Coastal regions and small islands face increasing demographic and economic pressure. Many of the Earth’s most diverse, complex and productive ecosystems are found in coastal areas, the resources of which are of utmost importance, particularly for food security. Small Island Developing States – coastal regions in their entirety – by making the most of restricted resources, provide lessons on living in a finite yet global world.

Many African countries face serious coastal management and development problems, particularly as degradation of the coastal environment is causing a decline in the quality of life of local populations. Coastal erosion and desertification provoke biodiversity loss and drinking water problems. Local economies are adversely affected by over-exploitation of living resources, as well as by coastal development which ignores ecosystem functions and interactions, and by pollution of coastal aquifers etc. Transboundary impacts are caused by marine and fresh-water pollution, river damming, harbours and other major coastal developments. Short-term economic gains often take priority over long-term benefits.

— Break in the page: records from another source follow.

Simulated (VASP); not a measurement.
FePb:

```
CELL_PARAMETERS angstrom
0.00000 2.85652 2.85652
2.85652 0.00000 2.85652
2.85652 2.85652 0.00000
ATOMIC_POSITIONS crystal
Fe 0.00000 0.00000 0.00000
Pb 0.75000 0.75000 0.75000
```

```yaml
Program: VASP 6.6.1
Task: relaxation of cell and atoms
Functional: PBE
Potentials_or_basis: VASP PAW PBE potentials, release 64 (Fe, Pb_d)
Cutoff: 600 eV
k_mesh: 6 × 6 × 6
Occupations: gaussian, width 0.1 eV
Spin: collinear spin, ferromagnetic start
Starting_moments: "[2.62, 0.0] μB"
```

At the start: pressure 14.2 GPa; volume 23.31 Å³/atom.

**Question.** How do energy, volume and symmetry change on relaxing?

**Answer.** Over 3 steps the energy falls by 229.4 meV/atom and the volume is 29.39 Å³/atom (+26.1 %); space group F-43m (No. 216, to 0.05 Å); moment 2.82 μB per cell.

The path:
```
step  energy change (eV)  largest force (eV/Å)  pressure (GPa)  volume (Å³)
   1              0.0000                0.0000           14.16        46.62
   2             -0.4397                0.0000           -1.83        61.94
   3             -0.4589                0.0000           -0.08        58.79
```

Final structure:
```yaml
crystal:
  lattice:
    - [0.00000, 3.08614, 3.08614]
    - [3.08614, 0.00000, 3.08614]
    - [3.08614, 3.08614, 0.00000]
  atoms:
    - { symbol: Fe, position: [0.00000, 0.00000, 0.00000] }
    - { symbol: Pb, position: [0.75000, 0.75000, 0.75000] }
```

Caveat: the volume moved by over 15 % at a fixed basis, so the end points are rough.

Communication and education are essential for raising public awareness and improving the capacity of people to understand as well as appreciate issues and problems. These two broad domains are also critical in any efforts to reinforce and develop the knowledge, values, attitudes, practices and skills required to participate fully in the sustainable development of coastal regions. Formal, non-formal and continuing education at all levels and various communication means and channels (e. g. interpersonal, traditional, the print and electronic media as well as the new information technologies – Internet etc.) are required for this purpose.

The initiative entitled Environment and Development in Coastal Regions and in Small Islands (CSI) was launched in 1996 by UNESCO specifically to foster, for the sake of sustainable coastal development, the inclusion of expertise from several major domains into the arena of debate and action. The focus swings from natural and social sciences to culture, communication and education – and back again, with the sharing and interweaving of knowledge and experience.

The CSI-Info series was created to disseminate information of interest to managers and other stakeholders in the coastal zone. This document presents the proceedings of a technical workshop on the theme of its title, held at the Pan-African Conference on Sustainable Integrated Coastal Management (PACSICOM, which took place in Maputo, Mozambique, 18-24 July 1998). This workshop was conceptualized, organized and funded on the CSI platform in association with the PACSICOM Co-ordinating Committee, UNESCO’s Communication and Education programmes and several of the Organization’s Field Offices in Africa.

Particular acknowledgement is due to Professor E. Salif Diop for his contribution to the preparation of this workshop, as well as his leadership from the Chair.

The results of the workshop point to a programme dimension in which further concentration is needed. The ultimate value of follow-up efforts will be proven when ensuing actions contribute to a better lifestyle for the men, women and children who live on the African coastline, now and in the future.